Cheryl Corley

Cheryl Corley is an NPR correspondent who works for the National Desk and is based in Chicago. She travels throughout the Midwest covering issues and events throughout the region's 12 states.

In recent years, Corley has reported on the campaign and re-election of President Barack Obama, on the efforts by Illinois officials to rethink the state's Juvenile Justice System, on youth violence in Chicago, and on political turmoil in the Illinois state government. She's reported on the infamous Trayvon Martin shooting case in Florida and covered tornadoes that have destroyed homes and claimed lives in Harrisburg, Illinois; small towns in Oklahoma; and Joplin, Missouri.

In addition, Corley was among the group of NPR reporters covering the devastation caused by Hurricanes Katrina and Rita as they tore through the Gulf Coast. She returned to the area, five years later, and joined the reporting team covering the impact of the BP oil spill. Corley also has served as a fill-in host for NPR shows, including Weekend All Things Considered, Tell Me More, and Morning Edition.

Prior to joining NPR, Corley was the news director at Chicago's public radio station, WBEZ, where she supervised an award-winning team of reporters. She also has been a frequent panelist on television news-affairs programs in Chicago.

Corley has received awards for her work from a number of organizations including the National Association of Black Journalists, the Associated Press, the Public Radio News Directors Association, and the Society of Professional Journalists. She earned the Community Media Workshop's Studs Terkel Award for excellence in reporting on Chicago's diverse communities and a Herman Kogan Award for reporting on immigration issues.

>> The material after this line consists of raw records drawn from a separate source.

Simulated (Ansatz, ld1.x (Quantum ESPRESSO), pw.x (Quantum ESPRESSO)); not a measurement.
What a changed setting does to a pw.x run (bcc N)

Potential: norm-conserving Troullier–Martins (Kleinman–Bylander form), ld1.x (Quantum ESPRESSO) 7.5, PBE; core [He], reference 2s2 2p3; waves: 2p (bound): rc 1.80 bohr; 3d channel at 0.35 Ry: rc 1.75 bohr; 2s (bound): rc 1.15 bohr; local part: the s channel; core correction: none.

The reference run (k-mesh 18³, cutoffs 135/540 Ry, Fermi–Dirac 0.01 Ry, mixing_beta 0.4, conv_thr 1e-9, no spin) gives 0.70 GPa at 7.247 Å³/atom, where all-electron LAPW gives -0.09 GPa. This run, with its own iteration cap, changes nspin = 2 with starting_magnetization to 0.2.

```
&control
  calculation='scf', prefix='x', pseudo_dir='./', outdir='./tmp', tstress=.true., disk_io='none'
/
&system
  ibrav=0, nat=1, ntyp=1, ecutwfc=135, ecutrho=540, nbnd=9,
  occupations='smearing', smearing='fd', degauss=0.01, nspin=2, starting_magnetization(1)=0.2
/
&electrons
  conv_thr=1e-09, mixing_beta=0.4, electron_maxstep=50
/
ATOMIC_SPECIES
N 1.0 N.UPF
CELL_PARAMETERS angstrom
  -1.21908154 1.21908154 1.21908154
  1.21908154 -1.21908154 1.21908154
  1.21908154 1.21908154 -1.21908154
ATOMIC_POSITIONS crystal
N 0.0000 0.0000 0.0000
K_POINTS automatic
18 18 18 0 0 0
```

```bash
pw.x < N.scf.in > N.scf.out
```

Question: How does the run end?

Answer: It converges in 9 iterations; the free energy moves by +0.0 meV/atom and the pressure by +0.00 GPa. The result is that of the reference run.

A Chicago native, Corley graduated cum laude from Bradley University in Peoria, Illinois, and is now a Bradley University trustee. While in Peoria, Corley worked as a reporter and news director for public radio station WCBU and as a television director for the NBC affiliate, WEEK-TV. She is a past President of the Association for Women Journalists in Chicago.

She is also the co-creator of the Cindy Bandle Young Critics Program. The critics/journalism training program for female high school juniors is a collaboration between AWJ-Chicago and the Goodman Theatre. Corley has also served as a board member of Community Television Network, an organization that trains Chicago youth in video and multi-media production.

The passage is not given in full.